Computational Geometry Questions Long
The algorithm for computing the convex hull of a set of line segments in Computational Geometry can be achieved by following these steps:
1. Input: Start with a set of line segments as input.
2. Find the endpoints: Identify all the endpoints of the line segments in the input set. These endpoints will be the initial points of the convex hull.
3. Sort the endpoints: Sort the endpoints in counterclockwise order based on their polar angles with respect to a reference point. This reference point can be any point within the set of line segments or the leftmost point among the endpoints.

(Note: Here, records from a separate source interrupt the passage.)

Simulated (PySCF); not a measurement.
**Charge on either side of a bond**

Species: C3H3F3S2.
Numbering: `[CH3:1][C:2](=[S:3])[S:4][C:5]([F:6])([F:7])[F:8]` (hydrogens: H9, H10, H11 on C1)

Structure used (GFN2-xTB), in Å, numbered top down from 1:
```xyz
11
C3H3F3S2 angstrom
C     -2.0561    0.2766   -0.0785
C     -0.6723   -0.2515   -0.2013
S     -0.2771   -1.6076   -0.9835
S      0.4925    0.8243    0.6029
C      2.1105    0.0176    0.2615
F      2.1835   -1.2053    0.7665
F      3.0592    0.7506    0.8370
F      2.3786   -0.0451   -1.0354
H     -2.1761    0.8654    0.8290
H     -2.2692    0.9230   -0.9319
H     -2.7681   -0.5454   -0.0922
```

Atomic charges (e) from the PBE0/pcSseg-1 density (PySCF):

4. Initialize the convex hull: Create an empty stack to store the points of the convex hull.
5. Push the first two points: Push the first two points from the sorted endpoints onto the stack.
6. Traverse the remaining points: Iterate through the sorted endpoints starting from the third point. For each point, check if it makes a left turn or a right turn with the top two points on the stack.
a. Left turn: If the current point makes a left turn with the top two points on the stack, push the current point onto the stack.
b. Right turn: If the current point makes a right turn with the top two points on the stack, pop the top point from the stack and repeat this step until a left turn is obtained.
7. Repeat step 6 until all the points have been traversed.
8. Output: The stack now contains the points of the convex hull in counterclockwise order. Return the stack as the result.
This algorithm is known as the Graham's scan algorithm and it computes the convex hull of a set of line segments in O(n log n) time complexity, where n is the number of line segments.